32 New Things: Read The Color Purple

Confession: I am occasionally reluctant to read The Classics.
  Like most recovering English Majors, I’ve had my fair share of over-rated, over-blown classics that made me roll my eyes and grown “Who actually enjoys this stuff?”

But, I also felt rather embarrassed that last year’s 31 New Things read was Twilight.  So, um.  Let’s remedy that, shall we?

The Color Purple is set in rural Georgia, in the 1930s.  Without giving away the spoilers or depressing you with the realities of race and gender relations during that time period, the book centers on two sisters: Celie and Nettie.  They’ve been separated by circumstance (Nettie’s a missionary in Africa and Celie’s been forced to marry a man she doesn’t love and raise his children in Georgia).  The book tells the stories of their lives through the letters they write to each other.

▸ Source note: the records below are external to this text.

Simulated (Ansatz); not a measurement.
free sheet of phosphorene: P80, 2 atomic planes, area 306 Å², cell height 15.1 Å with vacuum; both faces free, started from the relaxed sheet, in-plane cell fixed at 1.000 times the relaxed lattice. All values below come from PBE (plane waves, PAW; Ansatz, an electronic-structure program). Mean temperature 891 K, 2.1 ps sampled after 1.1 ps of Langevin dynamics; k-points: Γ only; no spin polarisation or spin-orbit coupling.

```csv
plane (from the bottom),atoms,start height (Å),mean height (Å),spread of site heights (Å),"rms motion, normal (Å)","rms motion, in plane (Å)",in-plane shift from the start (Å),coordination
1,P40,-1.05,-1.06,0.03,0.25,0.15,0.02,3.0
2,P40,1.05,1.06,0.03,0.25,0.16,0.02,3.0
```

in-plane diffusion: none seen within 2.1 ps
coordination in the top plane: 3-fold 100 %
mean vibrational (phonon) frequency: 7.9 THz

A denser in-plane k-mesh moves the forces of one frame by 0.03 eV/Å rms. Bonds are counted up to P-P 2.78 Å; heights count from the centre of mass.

Here are some of my favorite bits:

“I am making some pants for you to beat the heat in Africa. Soft, white, thin. Drawstring waist. You won’t ever have to feel too hot and overdress again. I plan to make them by hand. Every stich I sew will be a kiss.”

“Oh Celie, she say, stepping out the car, dress like a moving star, I missed you more than I missed my own mama.”

“I feel a little peculiar round the children. For one thing they grown. And I see they think me and Nettie and Shug and Albert and Samuel and Harpo and Sofia and Jack and Odessa real old and don’t know much what going on. But I don’t think us feel old at all. And us so happy. Matter of fact, I think this the youngest us ever felt.””But if God love me, Celie, I don’t have to do all that.  Unless I want to.  There a lot of other things I can do that I speck God likes.

Like what? I ast.
Oh, she say.  I can lay back and just admire stuff.  Be happy.  Have a good time.
Well, this sounds like blasphemy sure nuff.
She say, Celie, tell the truth, have you ever found God in church?  I never did.  I just found a bunch of folks hoping for him to show.  Any God I ever felt in church I brought in with me. And I think all the other folks did too.  They came to church to share God, not find God.”

What classics do you love? 
I love Pride and Predjudice (obviously), David Copperfield and Anna Karenina. Which classics do you think are over-rated?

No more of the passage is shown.